Aliens ate my program's state

So, Adam from a few years ago, you think you can build a distributed system?

Designing a concurrent system, one that runs across multiple processors using shared memory threads, is difficult because someone can move your cheese. One moment you’ve got food on your plate, and the next moment it’s on someone else’s plate.

Designing distributed systems, one that runs across multiple computers over networks that occasionally do weird things, is difficult because you can’t assume that the message will get through. One moment you’re telling your friend about an awesome new album and the next moment they don’t even know who you are anymore.

In both scenarios, you can’t assume the simplest case. You have to discard Occam’s razor; it’s entirely possible a perfectly devious alien is tinkering with your system, swallowing messages or preventing threads from running. For every operation in your system, you have to ask yourself what could go wrong and how will my system deal with that?

The first jarring thing about these sorts of problems is that you’re probably not using a framework. There are libraries to help you with logging, instrumentation, storage, coordination, and low-level primitives. There aren’t a lot of well-curated collections of opinions expressed as code. There’s no Rails, no Play, no Django, no Cocoa. There’s hardly even a Sinatra, a Celery, a JDBC.

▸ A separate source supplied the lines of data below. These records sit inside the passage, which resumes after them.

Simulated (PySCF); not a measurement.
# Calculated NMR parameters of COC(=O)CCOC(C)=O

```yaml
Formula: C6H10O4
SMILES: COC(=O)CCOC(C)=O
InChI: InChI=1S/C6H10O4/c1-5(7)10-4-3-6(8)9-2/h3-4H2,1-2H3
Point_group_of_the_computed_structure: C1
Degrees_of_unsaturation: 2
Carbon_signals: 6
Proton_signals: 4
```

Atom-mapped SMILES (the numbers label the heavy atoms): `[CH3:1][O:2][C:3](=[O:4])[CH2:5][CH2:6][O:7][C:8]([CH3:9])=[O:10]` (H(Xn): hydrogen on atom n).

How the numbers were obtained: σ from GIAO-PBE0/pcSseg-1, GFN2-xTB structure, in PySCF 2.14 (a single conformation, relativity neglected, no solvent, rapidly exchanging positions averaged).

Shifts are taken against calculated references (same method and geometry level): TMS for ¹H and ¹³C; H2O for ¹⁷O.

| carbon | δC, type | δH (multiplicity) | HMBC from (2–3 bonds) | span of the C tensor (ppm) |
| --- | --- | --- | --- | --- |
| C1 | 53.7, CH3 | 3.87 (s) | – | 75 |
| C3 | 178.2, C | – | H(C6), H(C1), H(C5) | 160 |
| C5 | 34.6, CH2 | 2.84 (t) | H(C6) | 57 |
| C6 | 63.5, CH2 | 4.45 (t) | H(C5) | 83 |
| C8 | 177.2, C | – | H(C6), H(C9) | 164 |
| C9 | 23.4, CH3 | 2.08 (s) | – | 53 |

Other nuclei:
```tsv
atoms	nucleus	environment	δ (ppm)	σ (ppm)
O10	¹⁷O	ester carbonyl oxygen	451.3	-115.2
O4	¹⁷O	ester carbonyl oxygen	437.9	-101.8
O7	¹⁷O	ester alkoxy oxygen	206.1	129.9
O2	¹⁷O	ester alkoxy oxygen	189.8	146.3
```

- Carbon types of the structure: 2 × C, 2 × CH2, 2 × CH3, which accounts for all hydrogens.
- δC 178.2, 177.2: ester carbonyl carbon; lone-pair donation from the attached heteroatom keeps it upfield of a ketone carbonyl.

That means you’re going to be designing, for real. Drawing on whiteboard, building prototypes and proofs of concepts. Getting feedback from as many smart people as you can corner. Questioning your assumptions, reading everything you can find on the topic. Looking for tradeoffs that decrease risk and simplify your problem domain.

Accept that you’re unlikely to ever get it entirely right. Those who are really good at it are more like Scotty than Spock. They’re surrounded by levers and measurements, tweaking and rebuilding the system as they go. It’s a fun puzzle!